It’s not easy getting heat into the boiler. It might be the losses are too great. Is the wood wrap enough of an insulation? I might have to measure the cooling curve and from this establish the heat loss to ambient.
I’m heating the small vertical boiler with a methylated spirits burner. This burner is being fed by a chicken feeder.
Maybe the boiler is losing heat too fast? I wrapped the boiler in a sheet of Teflon, then a sheet of thick paper and then a layer of oak.
Surface Area versus Volume
The total volume of this small vertical boiler is small, but with this the area is quite large. The key is probably the total heating area versus volume of fluid.
Heat Input Power
The spirit burner is a ring that has feet to raise it off the floor and so let air into the middle. It has a chicken feeder bowl and cooling fins soldered to the supply pipe.
I originally had cotton wool and gauze in the burner, I’ve now switched that to ceramic fibre and this works much better. The flame when the burner is not under the boiler is significant, I would say quite fierce.
The ability to burn a fuel efficiently is down to a number of things, one big factor is getting oxygen to the flame. The oxygen is in the form of air and to get air in we need to get the burnt fuel and gases out. This means a good draft is required. When I put my hand over the top of the chimney there is just a limited flow of heat, nothing like the heat output from the burner out in the open. If lots of heat was being transferred to the water then that might be ok. But it’s not getting hot that quickly. Therefore, I believe the flame is much reduced once under the boiler.

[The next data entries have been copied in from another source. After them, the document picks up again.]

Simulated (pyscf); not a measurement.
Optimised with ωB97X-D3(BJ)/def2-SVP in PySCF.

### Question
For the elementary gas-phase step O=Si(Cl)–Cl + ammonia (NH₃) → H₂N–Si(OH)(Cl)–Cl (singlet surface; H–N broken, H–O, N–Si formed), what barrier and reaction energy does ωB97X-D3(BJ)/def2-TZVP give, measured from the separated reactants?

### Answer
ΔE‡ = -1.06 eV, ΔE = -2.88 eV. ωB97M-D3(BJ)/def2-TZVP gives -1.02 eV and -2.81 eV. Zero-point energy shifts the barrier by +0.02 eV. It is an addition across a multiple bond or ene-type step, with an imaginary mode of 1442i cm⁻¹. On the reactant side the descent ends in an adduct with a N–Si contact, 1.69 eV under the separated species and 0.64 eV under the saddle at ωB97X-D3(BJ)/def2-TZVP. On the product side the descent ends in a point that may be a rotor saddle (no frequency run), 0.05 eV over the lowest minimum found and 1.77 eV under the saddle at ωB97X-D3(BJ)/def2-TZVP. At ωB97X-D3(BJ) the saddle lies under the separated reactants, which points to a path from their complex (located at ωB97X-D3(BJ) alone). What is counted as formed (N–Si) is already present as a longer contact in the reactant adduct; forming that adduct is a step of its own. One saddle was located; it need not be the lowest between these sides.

I need more air in and more air out.
Distance from Flame
The distance from the flame to the object being heated is important. I use this parameter all of the time when I’m soldering, annealing or forming.
So, why did I not really pay much attention to this when making the firebox?
This calls for some tests to establish the optimum setup for the boiler, burner, enclosure and air flow distribution.
- Instrument the boiler with a thermocouple and a data logger
- Measure the cooling rate of the boiler to establish the heat loss rate
- Measure the heating rate with the ceramic methylated spirit burner in current configuration
- Modify air flow
- Modify distance from burner to boiler
- Thermal insulation
The boiler now has two thermocouples. One at the top in the steam region and one in the lower side in the water region.
I also have an ambient air temperature probe.
All data is being logged with a Pico Technology TC-08 thermocouple data logger.
The cooling curve of an object is a great first measurement.
This will allow me to build a simple mathematical model of the boiler and from this estimate the heat loss. We will actually get heat loss versus temperature.
This simple mathematical model has allowed me to estimate the heat loss to be 35W and the heat input to be 54W when operating at 40psi.
This has given me a lot more data for the initial design of the boiler.
I built another firebox that would allow me to change the distance between the burner and the boiler. Then with the instrumented boiler and the model I could estimate the heat input.
This plot shows that the peak in heat output is when the burner is around 85mm from the base of the boiler. Also, it shows that this firebox and burner is producing nearly double the amount of heat that the original design generated.
I checked this calculation by looking at the boiler temperature versus time data. The original firebox and burner took just under 8 minutes to take the water from 60°C to 100°C. The new firebox and burner took just over 2 mins 30s for this same temperature change. You have to consider heat losses and heat input, but this makes sense.
6. Thermal Insulation
Electrically heating the boiler has given me control over the boiler and allowed me to use combustible insulation materials.
At the designed operating point of 40psi and 140°C bulk water temperature the heat loss unclad is ~35W and with maximum cladding it is around 12W.
The Solution: a Steam Raising Blower
Two different designs of steam raising blower.
Both increase the heat input into the boiler from ~50W to ~350W. A seven fold increase is not to be sniffed at.